Are You Ready For a Divorce?If you have found yourself questioning your marriage you may be wondering how to really know whether or not you should get a divorce. If you’ve been feeling unheard, unloved or are just tired of the constant fighting, you may have found yourself in the position to weigh the pros and cons of remaining in your marriage and jumping ship and heading for divorce. While there is never a clear-cut, black and white, answer to this question, there are a few things you should ask yourself and honestly answer before running to the courthouse. By answering the questions below you will give yourself a better understanding of where your relationship is headed and what your next step should be.

Are the Feelings Still There?

Many times when one, or both, partners begin contemplating a divorce they still have strong feelings for each other. It’s possible that an ongoing power struggle or constant arguing has led the couple to believe that divorce is there only option. If this is the reason you’re thinking about ending your marriage then you need to stop and think again. Do not let temporary emotions lead you to make a permanent decision. If this is the case for you then consider mediation or counseling and work on repairing your marriage.

Are You Truly Ready

A lot of times, especially in the heat of an argument, a spouse will threaten divorce. This is a defense mechanism used to get their point across or to show their partner that they’re serious that changes need to be made. The biggest problem with threatening a divorce when you don’t really want one is that you become the boy who cried wolf. It reaches a point where that threat no longer means anything. If you’re serious about getting a divorce then you have accepted the fact that you’re ready for this chapter of your life to close and you know you’ll be at peace with that.

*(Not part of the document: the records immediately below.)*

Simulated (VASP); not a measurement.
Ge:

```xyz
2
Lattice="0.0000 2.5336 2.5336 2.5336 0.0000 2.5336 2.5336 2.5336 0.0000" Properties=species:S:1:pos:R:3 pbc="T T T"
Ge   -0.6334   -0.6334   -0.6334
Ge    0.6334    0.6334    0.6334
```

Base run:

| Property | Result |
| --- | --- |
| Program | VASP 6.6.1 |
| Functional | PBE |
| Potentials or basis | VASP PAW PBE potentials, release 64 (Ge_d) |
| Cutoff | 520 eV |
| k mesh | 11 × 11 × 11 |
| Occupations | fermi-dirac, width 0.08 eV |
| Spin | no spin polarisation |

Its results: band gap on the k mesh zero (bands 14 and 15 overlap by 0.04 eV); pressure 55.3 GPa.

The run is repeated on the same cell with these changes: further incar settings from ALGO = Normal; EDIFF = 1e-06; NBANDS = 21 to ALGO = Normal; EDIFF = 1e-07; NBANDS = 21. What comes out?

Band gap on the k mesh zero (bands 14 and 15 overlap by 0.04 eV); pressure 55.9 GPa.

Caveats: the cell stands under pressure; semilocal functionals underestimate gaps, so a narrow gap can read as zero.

Can You Handle Life After Divorce?

It’s important to realize that divorce means you have to physically and emotionally let go of your spouse. If you aren’t ready to deal with the anger from your children or the fact that eventually your partner will move on with someone else then you are not yet ready for a divorce. Along with watching your spouse move on, you’ll also have to be prepared for all of the emotions you’ll be facing while going through, and after, a divorce. Hurt, loss, anger, resentment and regret are all common emotions that come along with divorce. If you aren’t ready to handle all of these then you are not ready to file the paperwork to end your marriage.

While none of these are foolproof, they can help you to know whether or not you are ready for such a major, life changing, decision. Realize that getting divorced isn’t like breaking up with a boy or girlfriend, it isn’t something that can be undone the following day. Answer these questions honestly with yourself and then reevaluate your feelings.